The most lyrical parts of this big-hearted book are about how all the characters…are almost physically drawn to the town and one another…Mr. Butler makes his characters sufficiently different to create all sorts of memorable interactions when their paths cross…[in] this impressively original debut.
Janet Maslin - New York Times
The author romanticizes the landscape and the notion of community—as if such ideals were limited to small town, agrarian dreams. More seriously, his characters are too similar—all of them too lyrical and too insightful. Butler’s prose is often beautiful, and the narrative churns along well, but the book just isn’t convincing enough to get the reader to buy all the way in.

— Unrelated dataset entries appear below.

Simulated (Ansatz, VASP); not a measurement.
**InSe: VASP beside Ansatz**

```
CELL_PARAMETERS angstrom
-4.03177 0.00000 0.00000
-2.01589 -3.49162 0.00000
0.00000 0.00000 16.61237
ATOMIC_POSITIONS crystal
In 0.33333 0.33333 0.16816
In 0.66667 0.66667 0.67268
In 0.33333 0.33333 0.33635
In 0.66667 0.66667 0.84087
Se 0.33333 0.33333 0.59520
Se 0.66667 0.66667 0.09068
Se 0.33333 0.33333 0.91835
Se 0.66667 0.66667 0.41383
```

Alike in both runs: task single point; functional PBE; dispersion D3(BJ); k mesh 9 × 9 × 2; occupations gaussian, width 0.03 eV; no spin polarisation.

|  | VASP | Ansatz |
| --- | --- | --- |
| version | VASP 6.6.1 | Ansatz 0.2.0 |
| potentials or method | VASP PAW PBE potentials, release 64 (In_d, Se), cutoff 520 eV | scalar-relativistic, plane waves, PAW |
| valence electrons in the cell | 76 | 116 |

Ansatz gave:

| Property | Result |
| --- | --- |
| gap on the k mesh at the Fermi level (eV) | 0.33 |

Overall, though, this is a warm and absorbing depiction of male friendship.... [T]he sole female narrator, is as nuanced and believable a character as her male counterparts. —Christine DeZelar-Tiedman, Univ. of Minnesota Libs., Minneapolis
The hearty Midwest, which thrums and beats through tiny Little Wing, Wisconsin—an Anytown, USA, if there ever was one—assumes the whole soul of Butler’s fetching debut, if only to end up proving how unassuming it is.... Butler examines just what it means to be from a place—and if sharing that from-some-place is more a reason to stay in touch, or a reason not to. —Annie Bostrom
(Starred review.) A debut novel that delves so deeply into the small-town heartland that readers will accept its flaws as part of its charm. "Write what you know" is the first dictum directed toward aspiring fiction writers, and there's no doubt that Butler knows his fictional Little Wing inside out.... Despite some soap-opera machinations and occasional literary overreach, the novel will strike a responsive chord.